It would not be an overstatement to say the police and other security personnel were never any good at protecting life and property, a job they had long ago surrendered to the private security agencies that have been mushrooming and grooming under the retired officers of the armed forces.
Earlier the advice used to be about things one could not talk about. Don’t say this, don’t say that, don’t write that as that was not in the national interest. Nobody really knew what the national interest meant. Even writing on corruption stories, reporting against indecisiveness of the senior officials and government leaders on matters of daily life were sometimes described as endangering national interest. One’s life could come under threat in the national interest even if a retired military official had the audacity to sell the Pakistan embassy building in Indonesia. In fact, selling of a national asset at a throw- away price would not be against the national interest but telling the nation about the sale used to be a crime and against the national interest.

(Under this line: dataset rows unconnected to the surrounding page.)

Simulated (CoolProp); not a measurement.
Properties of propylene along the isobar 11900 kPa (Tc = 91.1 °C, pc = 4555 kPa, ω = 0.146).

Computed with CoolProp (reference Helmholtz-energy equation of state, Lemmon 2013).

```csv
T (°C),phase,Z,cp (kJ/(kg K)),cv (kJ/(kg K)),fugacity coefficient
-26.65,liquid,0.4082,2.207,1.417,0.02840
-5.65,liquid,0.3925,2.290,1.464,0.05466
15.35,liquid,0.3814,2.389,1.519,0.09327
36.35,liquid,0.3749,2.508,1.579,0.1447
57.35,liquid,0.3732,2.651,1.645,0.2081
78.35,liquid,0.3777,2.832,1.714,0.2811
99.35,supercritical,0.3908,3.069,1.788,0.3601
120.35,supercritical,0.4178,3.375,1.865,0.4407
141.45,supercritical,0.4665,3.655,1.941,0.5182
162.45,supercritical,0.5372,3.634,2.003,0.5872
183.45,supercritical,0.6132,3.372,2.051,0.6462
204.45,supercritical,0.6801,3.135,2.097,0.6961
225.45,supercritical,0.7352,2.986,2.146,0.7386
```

“Don’t write that people in Pakistan are poor even though official figures say so because this is not in the national interest”, we were told a few years ago. We were dubbed as Pakistan enemy by a federal secretary for telling the nation that India was developing dams on Chenab and Jhelum rivers to Pakistan’s disadvantage and they were talking about “wheels within wheels”. Everybody had a different definition of national interest to his advantage and we were left wondering whether Gen Muharraf’s definition of national interest was correct or that of Gen (retd) Hamid Gul’s or Gen (retd) Aslam Beg’s for that matter and so on. That was the past.
Today it is different and terrible too. A bomb is a reality and nobody can disagree that it can explode in a lawyer’s procession where chief justice of the country is going to speak shortly, it can destroy a bus in a high security zone and it can hit in close proximity of the Army House in Rawalpindi, tight security arrangements notwithstanding. And when this is struck by a suicide bomber sacrificing his life as well, the threat could obviously not be underestimated.
But the killing of 40 plus people in Karachi on May 12 just because some of them were going to welcome the chief justice and his accompanying lawyers was not the result of a suicide bomber. So are the mind-boggling reports based on intelligence tips that six suicide bombers have entered Islamabad? Who has seen them, where have they gone and why were they not intercepted when they travelled hundreds of miles and welcomed in Islamabad? Perhaps, the rights of the purported suicide bombers have also been curbed under the emergency and they have gone into hiding. Our friends would even get tips that an explosion is expected on such and such day at this or that place and the forecast turns out to be true. Unbelievable, isn’t it. So effective is the intelligence network and so accurate the information. then what was stopping us from preventing the attacks.
Thank God, every threat has been dealt with effectively since November 3. At least there is no intelligence report to suggest that.
That is the real threat that would not allow popular political parties to take out processions and rallies. At least this is their face saving. Why the parties that claim to have support of more than 36 per cent voters in a population of 160 million are not able to produce 16,000 in a public rally or a procession to defy official ban. Agreed that PML-N does not have enough street power, but where is the popularity of People’s Party or the organising ability of the Jamaat that could paralyse Lahore to protest Vajpaee’s arrival. Why Imran Khan is handed over to police and why every politician is in jail except our beloved Benazir Bhutto who will need a lot of time and effort to undo the bad mouthing arising out of the “deal and national reconciliation ordinance”. Interestingly, this security threat is not for “future” prime minister Pervez Elahi who can address as big rally just as he wants and wherever he wants.
There are about 1,400 registered journalists in Rawalpindi and Islamabad, who are normally not known for street politics. Yet, here they are with a gathering of at least 400-500 against the media curbs every day outside media establishments. Young students of elite schools join hands, protest against the emergency, eulogising ousted judiciary, followed by groups of civil society activists representing different non-governmental organisations, the very people who supported Musharraf when he promised to give rights to the grass root people. Security has never been a problem for the lawyers who mobilised public in big numbers during the recent movement and that’s why leading lawyers continue to go to jails, notwithstanding the fact how peaceful they have been.
Then there are small children who want to shower flowers on and present bouquets to the deposed Chief Justice Iftikhar Muhammad Chaudhry. What security problem they are going to pose that they are manhandled, bundled into police trucks and driven away. There are newspaper photographs of policemen arresting and manhandling women. This most disgraceful manner in which the security agencies — both in uniform and in plain clothes — are shown handling the situation remain unnoticed by those who pose themselves as champions of enlightened moderation, wear designer suits and preach great values in sophisticated foreign accent and who have done so much for improving social and living standards of the people and yet claim to be representing the middle class. Had that been the case before November 3, pat would have been a Supreme Court suo motu notice. That is the cost of challenging the status quo but the fight should go on.